We’ve been in England for more than four years and as I’ve packed the 25th, 26th and 30th box of books, I’ve been struck by how quickly we refilled our shelves and anchored ourselves with words. In general, we have much less stuff than we had in America, but we are still ourselves, we still view books as essentials, something to be picked up regularly like bread and milk. But even though my books and all of our current belongings are going with us this time, I am still filled with fear, strangely more afraid than when we made our big move. After such a big leap across the pond, I’ve clung to our little house, unremarkable in every way, our neighbourhood, the path to the children’s school where we’ve watched the frost give way to daffodils, then snails, then the cocoons clinging to the tall black stems of stinging nettle, the June butterflies and the autumn spider webs.
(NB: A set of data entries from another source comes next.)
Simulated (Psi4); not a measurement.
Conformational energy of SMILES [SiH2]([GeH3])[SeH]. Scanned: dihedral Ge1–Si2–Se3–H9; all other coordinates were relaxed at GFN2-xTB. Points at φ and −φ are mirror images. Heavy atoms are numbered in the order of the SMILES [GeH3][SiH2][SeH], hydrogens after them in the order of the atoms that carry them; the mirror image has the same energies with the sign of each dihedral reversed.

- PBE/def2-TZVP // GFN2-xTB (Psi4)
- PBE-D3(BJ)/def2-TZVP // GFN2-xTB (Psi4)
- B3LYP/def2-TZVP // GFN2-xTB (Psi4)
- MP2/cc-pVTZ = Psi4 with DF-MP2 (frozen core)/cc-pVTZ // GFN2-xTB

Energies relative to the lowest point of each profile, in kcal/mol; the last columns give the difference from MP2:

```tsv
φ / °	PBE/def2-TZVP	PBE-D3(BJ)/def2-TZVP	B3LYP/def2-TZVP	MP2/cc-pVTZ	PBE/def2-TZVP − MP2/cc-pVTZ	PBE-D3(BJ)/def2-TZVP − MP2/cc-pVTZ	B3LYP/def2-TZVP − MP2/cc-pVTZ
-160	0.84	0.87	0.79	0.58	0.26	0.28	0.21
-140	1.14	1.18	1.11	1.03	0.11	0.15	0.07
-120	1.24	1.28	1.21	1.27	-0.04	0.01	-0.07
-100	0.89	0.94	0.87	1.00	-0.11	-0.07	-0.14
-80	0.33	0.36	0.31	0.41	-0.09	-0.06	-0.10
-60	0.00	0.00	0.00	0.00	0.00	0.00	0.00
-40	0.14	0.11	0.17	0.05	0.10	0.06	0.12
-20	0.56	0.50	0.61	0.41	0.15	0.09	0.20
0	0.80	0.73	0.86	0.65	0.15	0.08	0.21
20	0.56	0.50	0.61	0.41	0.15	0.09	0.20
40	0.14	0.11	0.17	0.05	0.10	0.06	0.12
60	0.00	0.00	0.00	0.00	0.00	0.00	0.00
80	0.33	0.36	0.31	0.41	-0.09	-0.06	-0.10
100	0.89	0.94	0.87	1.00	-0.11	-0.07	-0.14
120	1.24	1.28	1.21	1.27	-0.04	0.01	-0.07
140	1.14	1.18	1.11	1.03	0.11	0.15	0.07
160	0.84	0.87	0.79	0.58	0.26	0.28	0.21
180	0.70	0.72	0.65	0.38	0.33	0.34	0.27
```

Stop planning, forget making a profit,
there won’t be any thieves and robbers.

I know there will be new paths, new windows with new views that will become dear to me, but there is still this dread, this fear of giving up the anchor that this house has given me. And so now I’m trying to stay in this moment. I’m trying to remember that it really wouldn’t matter at all if any of our boxes were left behind, even ones with books. I am finding wood to hold — the weight of my husband’s hand on the small of my back when we sleep, the way my daughter holds my face in both hands when I kiss her goodnight, the warmth of my children’s bodies as they nestle against me, the feeling of the ground beneath my feet and the sky above my head, the setting sun outlining the heavy clouds with light.

What works reliably
is to know the raw silk,
hold the uncut wood.
Need little,
want less.
Forget the rules.
Be untroubled.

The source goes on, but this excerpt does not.